Thanks goes to those who donated books this week to be taken to Ukraine. Eight women from our sister city of Uman, Ukraine, are currently visiting Davis, taking part in a Women's Political Campaign Management Institute offered at International House.
The institute was the brainchild of former Davis Mayor Maynard Skinner, a longtime member of the Uman-Davis Sister Cities Project. Members of the project are hosting the Ukrainian women in their homes. The visitors include a doctor, lawyer, a recent university graduate, a museum curator and several teachers and journalists.
Sister-city exchanges throughout the years have taken place between business owners, politicians and musicians but no effort has been made to introduce citizens of Uman to Davis writers or vice versa. So a call went out asking for donations of books by Davis writers to be taken to Uman libraries.
Many people generously responded and thanks in particular goes to Mark Nemmers of Bogey's Books, Stan Robinson, Doris Earnshaw, Miriam Hummel, Robert Clark Young, Jim Saum and Dorothy Kupcha Leland. We now have all the donations we can handle.
The idea was to ask each woman to take a couple of books back in her suitcase, that way no one would be unduly encumbered and Uman readers would have the beginning of a Davis library.

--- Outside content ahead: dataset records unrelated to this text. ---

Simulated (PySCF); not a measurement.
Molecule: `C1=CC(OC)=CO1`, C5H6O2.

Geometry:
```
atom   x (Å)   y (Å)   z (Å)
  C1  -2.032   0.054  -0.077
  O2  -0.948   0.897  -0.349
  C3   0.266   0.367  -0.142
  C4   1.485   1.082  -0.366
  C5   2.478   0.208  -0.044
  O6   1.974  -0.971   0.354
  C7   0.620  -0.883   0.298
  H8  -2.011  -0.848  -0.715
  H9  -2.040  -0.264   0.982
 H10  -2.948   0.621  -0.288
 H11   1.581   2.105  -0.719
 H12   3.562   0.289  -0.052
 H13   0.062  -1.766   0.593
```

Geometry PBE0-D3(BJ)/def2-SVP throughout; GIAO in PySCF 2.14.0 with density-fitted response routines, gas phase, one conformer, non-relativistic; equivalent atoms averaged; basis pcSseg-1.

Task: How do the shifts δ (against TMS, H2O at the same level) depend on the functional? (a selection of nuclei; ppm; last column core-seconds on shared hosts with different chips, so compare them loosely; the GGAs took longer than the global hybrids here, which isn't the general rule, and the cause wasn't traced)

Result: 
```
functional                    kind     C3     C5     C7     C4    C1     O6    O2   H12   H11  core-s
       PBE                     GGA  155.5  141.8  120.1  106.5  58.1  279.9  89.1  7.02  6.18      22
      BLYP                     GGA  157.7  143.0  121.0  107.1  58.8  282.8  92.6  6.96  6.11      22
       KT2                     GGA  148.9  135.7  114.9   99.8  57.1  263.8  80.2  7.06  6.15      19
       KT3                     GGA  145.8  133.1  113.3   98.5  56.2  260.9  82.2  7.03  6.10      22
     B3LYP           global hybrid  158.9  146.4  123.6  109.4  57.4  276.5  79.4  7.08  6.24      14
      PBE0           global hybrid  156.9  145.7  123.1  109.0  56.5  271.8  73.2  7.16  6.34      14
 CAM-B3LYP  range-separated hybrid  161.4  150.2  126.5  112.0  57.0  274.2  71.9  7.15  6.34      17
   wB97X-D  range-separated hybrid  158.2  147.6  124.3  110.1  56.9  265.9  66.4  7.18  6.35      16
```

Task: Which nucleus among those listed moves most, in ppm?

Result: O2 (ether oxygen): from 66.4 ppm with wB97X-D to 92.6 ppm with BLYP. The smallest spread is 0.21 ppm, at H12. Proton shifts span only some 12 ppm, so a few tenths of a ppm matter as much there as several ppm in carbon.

Leland donated copies of the book she wrote, "Sallie Fox: The Story of A Pioneer Girl," and copies of another historical book, "Patty Reed's Doll: The Story of Donner Party," by Rachel K. Laurgaard. These books, written for young adult readers, will be popular with those in Uman looking for books in English that aren't too difficult to read. Apparently, there is a shortage of English material in Uman. Big cities like Kyiv have more to offer in terms of English-language books, tapes and videos. And, the books donated by Leland have the added advantage of describing California history.
Leland has since written another children's historical novel based on the true story of a boy who lived in Gold Rush San Francisco. That book is in the hands of her agent; I hope we'll be seeing it in print soon.
More sophisticated readers will love Stan Robinson's Mars trilogy plus "The Martians," "Escape from Kathmandu," and a collection of short stories, "Remaking History." Robinson's Mars trilogy can be technical, but I know of several university professors in Uman who will be fascinated by his descriptions of terra-forming the red planet.
Nemmers of Bogey's Books donated a variety of titles leading off with what is sure to be a crowd pleaser in Uman, "The Toads of Davis: A Saga of a Small Town," by Ted Puntillo. People in Uman will get the real story behind our famous toad tunnel.
Nemmers also included two books by Karen Joy Fowler, her short fiction in "Black Glass" and her novel "The Sweetheart Season." Into the mix went "Fun & Games" by UC Davis Professor Clarence Major, plus a book of photographs and text by John Lofland and Phyllis Haig, "Davis, California, 1910s-1940s."
Earnshaw donated a copy of "California Women Speak: Speeches of California Women in Public Office," which is right in line with the topics discussed at the institute the Ukrainian women attended. Based on the success of her first book, Earnshaw published "American Women Speak," a collection of words, photographs and biographies of 19 American women, and a third book in the trilogy, "International Women Speak," will be published before Christmas. Hummel, a retired librarian and enthusiastic reader, made a donation that enabled us to buy books, and also made several contributions from her own library. Thus, the children of Uman will be able to pour over Yan Nascimbene's magical picture book "A Day in September" and Ukrainian adults interested in U.S. history will be able to enjoy "Jefferson" by UC Davis Professor Max Bird.
(Hummel, you may remember, is the woman who submitted my far-and-away favorite for the Davis motto contest: "Multum in Parvo" or "Much in Little." Contest over, as far as I'm concerned.)
Saum contributed an early John Lescroart mystery ensuring that Uman residents will be able to read about San Francisco, crime and beer. And Young gave us paperback copies of "One of the Guys," which has the singular honor of being cited by the right-wing American Family Association as "garbage." Believe me, it's not. It's a satire about the U.S. Navy and could be translated to apply to any military branch in the world.
I hope that this is only the first shipment of Davis books to Uman. Next, it would be fun to read works by Uman writers, in translation, of course.
To inquire about ordering any of the above mentioned books from an independent bookstore,
Bogey's Books at discounted prices [ Click Here ]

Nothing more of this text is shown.